If you've ever spent much time people-watching around blackjack tables at a large casino, you've probably seen wonging in action. The idea is to stand to the side and count the progress of each "shoe" (the dealer's deck) until it appears that the remaining cards seem promising for a final "21." Then, the "wonger" quickly moves in to take a seat in the action.
This is not technically illegal, although casinos frown upon it as they do all forms of card-counting. A blogger on the site Playerperfect Blackjack puts it this way: "Though it makes perfect sense for any player to want to lessen the chance of losing money, and wonging of course does this, the problem is that wonging does seem to be a bit unfair to other players since they bear all the brunt of getting the unfavorable bunch of cards while the wonger shares only the favorable cards. Wonging is like sharing a cake that everybody else helped bake."

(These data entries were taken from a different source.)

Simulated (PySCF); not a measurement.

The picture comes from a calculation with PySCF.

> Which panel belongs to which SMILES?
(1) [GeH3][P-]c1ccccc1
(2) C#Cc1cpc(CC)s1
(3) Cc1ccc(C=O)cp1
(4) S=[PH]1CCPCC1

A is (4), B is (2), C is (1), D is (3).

There is, however, an informal code of etiquette among wongers. The first rule is: "It is rude to insert yourself into a game that is already being wonged." Wonging escalated the never-ending game of wits between players and casinos. Card counters used to reveal themselves by their betting spreads over time, but wonging allows its practitioners to avoid patterns by the sheer randomness of their strategy.
Another advantage to wonging (and disadvantage to the casino's bottom line), is that wongers tend not to lose as much money in "tuition" fees. Some casinos have begun posting signs warning: "No mid-shoe entry," but this is difficult to enforce in the free-flowing culture of blackjack. Meanwhile, Stanford Wong/John Ferguson keeps selling books.